Clifford C. TERHUNE, Libelant,

The opinion of the court was delivered by: DAWSON

This is a motion to overrule respondent's exceptions to a libel.

The action grows out of an injury occurring to libelant on April 17, 1952. The action is brought in admiralty pursuant to the Jones Act, 46 U.S.C.A. § 688, and under the general maritime laws of the United States. It is alleged that the injury was caused while libelant was engaged in performing his duties aboard a vessel allegedly managed, operated and controlled by respondent. Libelant contends that the accident was due solely to the carelessness, recklessness and negligence of the respondent in failing to provide him with a reasonably safe place to work and with a seaworthy vessel. Libelant therefore maintains that respondent was guilty of breach of warranty and negligence.

 In connection therewith respondent has raised four exceptions to the libel and the basic issue which this Court must decide is whether these exceptions are valid.

 Respondent contends that the libel fails to state a cause of action. A careful reading of the libel and of the applicable provisions of the Jones Act, and a seaman's rights under the general maritime law of the United States, indicates that libelant has alleged certain facts constituting a cause of action. This Act created new rights in seamen for damages arising from maritime torts and it is entitled to a liberal construction to accomplish its beneficent purposes. Cosmopolitan Shipping Co. v. McAllister, 1949, 337 U.S. 783, 69 S. Ct. 1317, 93 L. Ed. 1692; Williams v. Tidewater Associated Oil Co., 9 Cir., 227 F.2d 791, certiorari denied 1956, 350 U.S. 960. 76 S. Ct. 348, 100 L. Ed. 834.

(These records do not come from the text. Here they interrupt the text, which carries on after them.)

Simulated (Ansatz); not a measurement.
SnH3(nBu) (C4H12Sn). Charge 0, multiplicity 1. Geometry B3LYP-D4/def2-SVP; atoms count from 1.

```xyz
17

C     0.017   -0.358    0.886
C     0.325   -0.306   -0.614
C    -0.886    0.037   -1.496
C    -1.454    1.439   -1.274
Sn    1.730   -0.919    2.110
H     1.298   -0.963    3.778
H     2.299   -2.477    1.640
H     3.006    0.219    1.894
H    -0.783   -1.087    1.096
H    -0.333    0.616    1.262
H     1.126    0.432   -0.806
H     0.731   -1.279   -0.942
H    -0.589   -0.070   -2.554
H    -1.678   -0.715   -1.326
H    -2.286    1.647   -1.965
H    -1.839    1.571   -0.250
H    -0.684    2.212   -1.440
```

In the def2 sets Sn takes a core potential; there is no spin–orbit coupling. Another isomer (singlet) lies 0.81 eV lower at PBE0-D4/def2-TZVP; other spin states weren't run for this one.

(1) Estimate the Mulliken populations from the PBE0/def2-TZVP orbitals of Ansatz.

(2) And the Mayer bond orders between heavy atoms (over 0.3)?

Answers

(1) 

 The second and third exceptions can be considered together. In these, respondent maintains that the accident, if it did occur, did so on April 17, 1952. The libel was filed on February 16, 1956. Respondent contends that this lapse of three years and ten months bars the action under the New Jersey statute of limitations, N.J.S.A. 2A:14-2, the situs of the alleged occurrence, and also under the three-year statute of limitations in the Jones Act. Respondent further contends that the libel is unenforceable because of the laches of the libelant.

 In considering the applicability of the statute of limitations, we must remember that this proceeding is a suit in admiralty in a federal court, seeking to enforce a right given by federal maritime law. In such a suit, unless an act of Congress has imposed a limitation upon the time for commencing it, matters of delay are left to the discretion of the district court, in accordance with the equitable doctrine of laches. Gardner v. Panama R. Co., 1951, 342 U.S. 29, 72 S. Ct. 12, 96 L. Ed. 31. The district courts frequently follow the analogy of state statutes of limitation, but they are clearly not bound by such statutes. Guerrido v. Alcoa S.S. Co., 1 Cir., 1956, 234 F.2d 349; Loverich v. Warner Co., 3 Cir., 118 F.2d 690, certiorari denied 1941, 313 U.S. 577, 61 S. Ct. 1104, 1105, 85 L. Ed. 1535; Sanchez v. Compania, etc., D.C.S.D.N.Y.1959, 170 F.Supp. 448. While it is true that under the Jones Act the three-year statute of limitations established in the Federal Employers' Liability Act, 45 U.S.C.A. § 56 is applicable, Ran v. Atlantic Refining Co., D.C.Pa.1949, 87 F.Supp. 853; Purvis v. Luckenbach S.S. Co., D.C.S.D.N.Y.1949, 93 F.Supp. 271, nevertheless in an action in admiralty for personal injury the limitation at law does not apply. Szalkiewicz v. Farrell Lines, Inc., D.C.S.D.N.Y.1956, 142 F.Supp. 496; Rosinski v. Conners, D.C.S.D.N.Y.1927, 21 F.2d 591. The determination as to whether a libelant should be denied his day in court because of any delay must, under the liberal construction of the Jones Act, be dependent upon the determination as to whether or not respondent has been placed in an unusually difficult position as a result of this delay. In the instant action it appears that the delay is not so unreasonable so as to place respondent in an unusually difficult position.

 Respondent contends that it is not a proper party to be sued, inasmuch as it never owned, operated or managed the vessel named in the libel. This determination can best be resolved at the trial of the action.

 As to respondent's contention that libelant is a longshoreman and not entitled to relief under the Jones Act, it is clearly the rule that a vessel and its owner are liable to indemnify for injuries not only seamen, but also stevedores and others doing a seaman's work and incurring a seaman's hazards. Imperial Oil, Ltd. v. Drlik, 6 Cir., 234 F.2d 4, certiorari denied 1956, 352 U.S. 941, 77 S. Ct. 261, 1 L. Ed. 2d 236.

 For the reasons stated above the motion to overrule the exceptions to the libel is granted. So ordered.